Argentine dancer makes floor seem merely an option


You will believe a dancer can fly once you have experienced work by Argentine Herman Cornejo. The performer with the American Ballet Theatre danced twice at the 40th anniversary gala of the Nevada Ballet Theatre at The Smith Center on Saturday night before a large crowd.

Bare-chested in a loincloth or classic cool in a suit, he was the epitome of strength and stamina. Scissor kicks, stag leaps, twists and turns were incorporated into any sequence as easily as if he were strolling across the stage.

In his opening pas de deux with fellow ABT performer Cuban Xiomara Reyes, he made it appear that the use of the floor was a mere option, a place to steady himself for a moment before he was off and up again and again.
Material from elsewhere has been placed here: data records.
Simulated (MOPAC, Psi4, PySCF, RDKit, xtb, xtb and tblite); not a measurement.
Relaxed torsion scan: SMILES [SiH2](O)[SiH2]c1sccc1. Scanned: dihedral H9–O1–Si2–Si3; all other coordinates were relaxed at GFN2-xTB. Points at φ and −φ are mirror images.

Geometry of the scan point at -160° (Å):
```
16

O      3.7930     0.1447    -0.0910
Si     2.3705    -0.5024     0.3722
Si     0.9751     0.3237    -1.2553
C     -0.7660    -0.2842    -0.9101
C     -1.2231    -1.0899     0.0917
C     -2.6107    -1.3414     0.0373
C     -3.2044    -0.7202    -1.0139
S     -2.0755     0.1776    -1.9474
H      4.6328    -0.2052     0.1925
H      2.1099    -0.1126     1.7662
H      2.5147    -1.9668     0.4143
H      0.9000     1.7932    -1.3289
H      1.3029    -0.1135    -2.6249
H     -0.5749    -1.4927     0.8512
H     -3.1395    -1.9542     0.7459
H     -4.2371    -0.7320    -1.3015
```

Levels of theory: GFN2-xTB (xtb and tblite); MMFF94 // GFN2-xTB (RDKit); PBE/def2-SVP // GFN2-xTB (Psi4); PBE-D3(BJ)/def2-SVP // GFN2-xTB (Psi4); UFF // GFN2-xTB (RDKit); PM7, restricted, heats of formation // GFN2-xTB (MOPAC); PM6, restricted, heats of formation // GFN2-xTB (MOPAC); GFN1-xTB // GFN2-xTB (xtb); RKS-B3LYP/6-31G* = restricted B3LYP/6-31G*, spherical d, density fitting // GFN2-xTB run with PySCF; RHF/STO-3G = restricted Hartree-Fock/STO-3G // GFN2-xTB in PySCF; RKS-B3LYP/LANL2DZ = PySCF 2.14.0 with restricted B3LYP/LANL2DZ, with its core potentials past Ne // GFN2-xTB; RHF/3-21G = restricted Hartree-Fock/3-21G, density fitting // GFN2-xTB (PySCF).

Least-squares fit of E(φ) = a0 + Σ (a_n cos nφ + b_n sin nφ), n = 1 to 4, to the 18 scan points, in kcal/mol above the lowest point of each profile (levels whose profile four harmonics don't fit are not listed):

Later, his self-choreographed "Tango & Yo" gave him a chance to mix moves of the typical Argentine dance with his extraordinary efforts above the ground.

He was part of the fireworks of an exhilarating evening of dance.

Artistic director James Canfield worked extensively with George Balanchine in Canfield's years as a dancer and this program included both the Balanchine ballet "Serenade" and the Balanchine-influenced "Red Angels," choreographed by the late Ulysses Dove.

Canfield's own work, "4 Songs," concluded the evening, accompanied by vocalist Matt Goss, a Caesar's Palace headliner originally from the United Kingdom, and his seven-piece group.

Members of the Las Vegas Phil­harmonic, under the direction of Terence Kern, also provided welcome accompaniment from the pit, while violinist Mary Rowell kept "Red Angels" moving to a distinct beat with her almost other­worldly electric violin.

Performers in a brief but charming pas de deux from "Swan Lake" - Canfield's tribute to the early years of Nevada Ballet, since he himself danced it for the company in 1986 - and "Red Angels" were members of the Pacific Northwest Ballet. Peter Boal is its artistic director.

The opening "Serenade," which premiered in 1935, created beautiful images on stage. There were more than a dozen perfect ballerinas in gauzy blue, arms extended just so, moving as one, in small groups, then together, gliding from one grand scene to the next.

Yes, there were a few men who came in, did a lift or more and disappeared soon after, but it was the precision and the ever-moving poetry of the female dancers that gave this number its reserved and sophisticated life.

But some audience members got antsy as the understated piece seemed to last a little too long.

Also in Act I, "Diana and Acteon" is the last remaining dance from a 19th century creation for the Russian Imperial ballet, "Tsar Kandav."

Reyes was a fiery Diana, Greek goddess of the hunt, while Cornejo was the dynamic Acteon, a hunter. Reyes had the moves and an often imperious expression right for the role, but it is doubtful that anyone could duet with Cornejo and dominate him.

"Red Angels," which premiered in 1994, dressed two men and two women in bright red unitards that laced up the front, and gave them moves that were Balanchine mixed with rhymthic motions of modern dance, jazz and a bit of dirty dancing.

There were some uncomfortable giggles at the beginning gyrations, but things smoothed as the electric, electrifying music gave everyone a reason to move.

Each pas de deux was quick and often followed by a solo or a pose or an adamant coming together and striding apart. Moves were deft and defined - with a swift finality. It all combined for the most enveloping ensemble piece of the night.

Matt Goss' stylings easily recalled Rat Pack days, and he seemed to encourage this image, with the tux, the casual fedora and his treatment of each number, all before musicians who would be comfortable in the main room at any casino.

Goss sang Leon Russell's "A Song for You," as well as several original compositions debuted here including "Liar" and "Maverick," with affable chatting between each number.

Musicians were at the back of the stage, dancers center stage and Goss in the front. Lighting and staging could have been lifted from a TV variety show decades ago. Dancers were bouncy and bright, in costumes a la "West Side Story," bopping and rocking - even jazzy in toe shoes.

Goss's voice was great, if initially far too loud, and the sequence presented a solid, enjoyable image to conclude the night. A nagging question: Was this the best use of the time? Should the finale of this major celebration have used these strong dancers as little more than a happy television ensemble?

A technical problem continues to plague the hall: chairs in boxes are moveable, and scrape across the marble floor. These scrapes are common and seemed especially loud between dances on stage.

Several times, the noise resembled the lengthy passing of gas, with a number of audience members giggling awkwardly each time.

The Smith Center has strived for so much sophistication that this seems out of place.